Adapted from the 2019 Arctic Report Card, this map shows sea surface temperatures across the Arctic in August 2019 compared to the 1981–2010 average. The solid white area is the area covered by at least 15 percent sea ice, while the white line shows the 1981–2010 median ice extent (median means half of the years in the record had larger extents, half had smaller). With one lone exception, all the coastal seas ringing the Arctic Ocean were warmer than average (orange and red colors).
The warmth was extreme in several basins, including Russia’s Kara and Laptev Seas, and the Chukchi Sea northwest of Alaska, where temperatures in August 2019 were up to 14 degrees Fahrenheit (7 degrees Celsius) warmer than the long-term average in places. Only in the Barents Sea were waters somewhat cooler than average (light blue). These patterns in 2019 are consistent with the long-term trend across the Arctic. All of the Arctic Ocean’s coastal seas are warming in summer, except for the Barents Sea, which shows a small cooling trend. (The annual average trend in the Barents Sea, however, is warming). These trends are likely a factor in the changing location where different groups of Arctic and warmer-water fishes are being found in the Barents and Bering Seas.
The extreme warmth in coastal Arctic seas lingers into fall, delaying the ice freeze-up. The delay may benefit the shipping, tourism, and commercial fishing industries, but it also complicates traditional modes of transportation, disrupts feeding patterns for Arctic marine mammals and sea birds, and increases the vulnerability of coastal communities to the pounding waves brought by fall and winter storms.

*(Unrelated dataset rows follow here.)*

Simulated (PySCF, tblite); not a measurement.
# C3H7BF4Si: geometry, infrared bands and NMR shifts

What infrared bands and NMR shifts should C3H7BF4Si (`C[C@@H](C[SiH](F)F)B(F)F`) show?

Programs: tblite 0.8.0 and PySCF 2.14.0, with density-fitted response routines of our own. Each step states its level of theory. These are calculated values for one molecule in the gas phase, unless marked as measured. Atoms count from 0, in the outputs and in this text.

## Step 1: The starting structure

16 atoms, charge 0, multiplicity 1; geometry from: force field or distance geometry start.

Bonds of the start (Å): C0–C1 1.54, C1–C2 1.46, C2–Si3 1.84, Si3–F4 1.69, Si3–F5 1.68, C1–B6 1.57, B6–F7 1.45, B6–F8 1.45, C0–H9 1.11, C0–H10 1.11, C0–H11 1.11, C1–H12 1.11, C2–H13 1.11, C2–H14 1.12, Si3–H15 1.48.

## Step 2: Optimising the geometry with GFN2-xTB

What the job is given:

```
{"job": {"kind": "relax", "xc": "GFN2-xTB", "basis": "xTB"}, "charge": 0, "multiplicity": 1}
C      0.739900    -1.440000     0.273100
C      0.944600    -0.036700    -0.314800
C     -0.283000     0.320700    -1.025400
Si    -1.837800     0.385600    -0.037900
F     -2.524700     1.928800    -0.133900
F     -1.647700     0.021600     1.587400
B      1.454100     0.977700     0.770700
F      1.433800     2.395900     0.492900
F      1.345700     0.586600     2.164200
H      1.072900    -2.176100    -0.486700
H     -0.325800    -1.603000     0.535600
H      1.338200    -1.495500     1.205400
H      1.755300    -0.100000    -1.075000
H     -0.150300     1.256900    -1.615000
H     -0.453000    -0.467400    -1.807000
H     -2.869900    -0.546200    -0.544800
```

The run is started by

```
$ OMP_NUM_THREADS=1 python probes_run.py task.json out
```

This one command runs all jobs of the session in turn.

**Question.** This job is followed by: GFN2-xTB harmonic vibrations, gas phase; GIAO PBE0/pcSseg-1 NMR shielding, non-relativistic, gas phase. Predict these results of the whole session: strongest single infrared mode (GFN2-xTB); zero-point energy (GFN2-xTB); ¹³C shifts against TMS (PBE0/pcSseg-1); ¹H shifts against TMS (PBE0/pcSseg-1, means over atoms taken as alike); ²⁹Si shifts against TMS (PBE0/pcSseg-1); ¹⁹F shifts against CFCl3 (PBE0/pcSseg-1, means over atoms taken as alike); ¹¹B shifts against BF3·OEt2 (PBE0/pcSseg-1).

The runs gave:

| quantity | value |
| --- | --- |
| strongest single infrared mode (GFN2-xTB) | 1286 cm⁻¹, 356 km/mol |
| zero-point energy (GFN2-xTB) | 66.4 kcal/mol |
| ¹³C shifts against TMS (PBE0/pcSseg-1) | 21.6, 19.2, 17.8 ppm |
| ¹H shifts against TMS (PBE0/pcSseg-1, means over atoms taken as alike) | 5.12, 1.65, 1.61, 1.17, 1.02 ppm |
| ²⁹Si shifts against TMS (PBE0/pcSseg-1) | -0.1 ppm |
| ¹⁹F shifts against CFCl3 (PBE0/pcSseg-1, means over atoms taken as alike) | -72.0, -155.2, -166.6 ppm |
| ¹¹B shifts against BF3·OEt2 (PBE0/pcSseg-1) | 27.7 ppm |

This image is adapted from NOAA’s 2019 Arctic Report Card, which provides an annual update on observations from the Arctic, documenting changes in the physical environment—including sea ice, the atmosphere, snow, the Greenland Ice Sheet, and carbon stored and released by permafrost—and the impacts on people, plants, and animals that live there. This peer-reviewed collection of essays is part of NOAA’s mission to help the nation understand and prepare for the risks and opportunities of a changing climate.